April 20, 2016

Establishing A Bona Fide Prospective Purchase Defense Under CERCLA

Liability under the CERCLA (Superfund) statute is harsh – under CERCLA's system of strict liability and joint and several liability, a property owner may be on the hook for cleanup costs if the real property they purchase requires cleanup. Buyers may avoid liability using statutory defenses available to "bona fide prospective purchasers" (BFPP). In order to assert the BFPP defense, a purchaser must establish: (1) that it purchased the property after the contamination occurred; (2) that it made "all appropriate inquiries" before purchasing the property; (3) that it provided the legally required notices about the contamination; and (4) that it took steps to stop any ongoing contamination, prevent future contamination, and limit the exposure from past contamination.

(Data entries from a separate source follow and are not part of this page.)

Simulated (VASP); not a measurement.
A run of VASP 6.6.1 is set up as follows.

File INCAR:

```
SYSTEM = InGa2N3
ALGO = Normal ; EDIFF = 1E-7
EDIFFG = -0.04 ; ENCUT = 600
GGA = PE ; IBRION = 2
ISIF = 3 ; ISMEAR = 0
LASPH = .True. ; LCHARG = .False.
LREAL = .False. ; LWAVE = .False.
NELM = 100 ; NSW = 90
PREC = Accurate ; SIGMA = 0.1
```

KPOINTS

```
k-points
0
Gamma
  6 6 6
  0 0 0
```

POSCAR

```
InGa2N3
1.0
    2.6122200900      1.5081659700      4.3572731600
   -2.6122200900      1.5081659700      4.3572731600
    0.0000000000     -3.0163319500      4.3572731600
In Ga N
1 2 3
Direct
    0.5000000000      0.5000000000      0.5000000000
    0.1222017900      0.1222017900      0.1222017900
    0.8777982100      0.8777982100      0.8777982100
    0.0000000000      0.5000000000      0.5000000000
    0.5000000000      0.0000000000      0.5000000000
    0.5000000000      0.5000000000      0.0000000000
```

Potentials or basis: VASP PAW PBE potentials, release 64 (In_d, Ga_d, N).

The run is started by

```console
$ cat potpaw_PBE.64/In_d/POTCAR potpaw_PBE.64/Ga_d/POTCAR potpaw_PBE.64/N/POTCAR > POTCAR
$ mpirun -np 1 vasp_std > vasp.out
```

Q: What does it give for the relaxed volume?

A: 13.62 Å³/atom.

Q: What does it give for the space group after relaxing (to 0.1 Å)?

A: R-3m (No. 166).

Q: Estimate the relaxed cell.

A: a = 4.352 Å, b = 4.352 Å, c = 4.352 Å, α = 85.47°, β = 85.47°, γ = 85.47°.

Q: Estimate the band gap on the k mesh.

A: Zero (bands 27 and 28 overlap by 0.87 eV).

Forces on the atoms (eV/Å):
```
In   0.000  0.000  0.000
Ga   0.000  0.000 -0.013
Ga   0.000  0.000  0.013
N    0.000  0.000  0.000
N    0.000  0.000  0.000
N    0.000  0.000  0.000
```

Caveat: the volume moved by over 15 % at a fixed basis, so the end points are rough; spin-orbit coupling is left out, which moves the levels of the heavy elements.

Decisions in two cases have clarified what constitutes appropriate "due-diligence" necessary to allow buyers to assert the BFPP defense. In PCS Nitrogen Inc. v. Ashley II of Charleston LLC, 714 F.3d 161 (4th Cir. 2013), the Fourth Circuit Court of Appeals considered what constituted "appropriate care" in preventing the future release of hazardous materials. The owner of the site (Ashley) purchased property with knowledge that it was contaminated, but with an expressed intention to remediate the contamination. Ashley spent $194,000 investigating and cleaning up the site. Ashley then sought to recover those costs from PCS Nitrogen, alleging that it was jointly and severally liable for the cleanup costs. PCS Nitrogen counterclaimed against Ashley, which asserted a BFPP defense to the counterclaim. The trial court rejected this defense, holding that Ashley had not exercised "appropriate care" and taken "reasonable steps" to stop continuing releases of hazardous substances.

On appeal, Ashley contended that the district court applied too stringent an interpretation of "appropriate care" and "reasonable steps" in rejecting its assertion of the BFPP defense. Ashley argued that the stringent standard applied by the lower court created a disincentive for landowners to undertake voluntary redevelopment of contaminated property, because the new property owner would become liable for the full cost of cleanup as a result of minor mistakes, even those which did not contribute to any harm at the site.

The Fourth Circuit rejected this argument, holding that the level of “appropriate care” required to establish a BFPP must be at least as stringent as the standard for “due care” required of an innocent landowner. The court held that the “appropriate care” standard looks to whether a party took all precautions “that a similarly situated reasonable and prudent person would have taken in light of all relevant facts and circumstances.” Under this standard, the Court concluded that Ashley’s failure to fill sumps on the property — which its own expert admitted should have been filled a year before Ashley did so — demonstrated that it had not taken “reasonable steps” to prevent any threatened future release that a similarly situated reasonable and prudent person would have taken.

In Voggenthaler v. Maryland Square LLC, 724 F.3d 1050 (9th Cir. 2013), the Nevada Division of Environmental Protection (NDEP) sought to recover cleanup costs from the purchaser of a shopping center which contained soil and groundwater contaminated by PCE from an on-site dry cleaner. The trial court rejected a BFPP defense based on the fact that the affidavit the owner submitted in support of its assertion that "all appropriate inquires" had been made, had not been notarized.

On appeal, while the Ninth Circuit Court of Appeals agreed that the owner should have been permitted to correct the problem and notarize the affidavit, it nevertheless held that the affidavit did not satisfy the requirements of the BFPP defense. In order to assert a BFPP defense, the new owner had to show that it took steps to stop any ongoing contamination, prevent threatened future contamination, and prevent or stop exposure to any previously released hazardous substance.

While the owner had retained a consultant and attorneys to review and report on NDEP's files and hired a contractor to demolish a building on the site, the affidavit did not establish that Maryland Square took any steps to prevent threatened future harm. At the time of the purchase, the new owner was aware of the PCE contamination, but it took no steps to either remove the contaminated soil or to limit the spread of the PCE contamination following demolition.

Taken together, Ashley II and Voggenthaler demonstrate the need for purchasers to take specific steps to protect against a past release and to prevent any threatened future release, as well as to identify mitigation measures in order to show that the new owner took all precautions that a similarly situated reasonable and prudent person would have taken under the circumstances.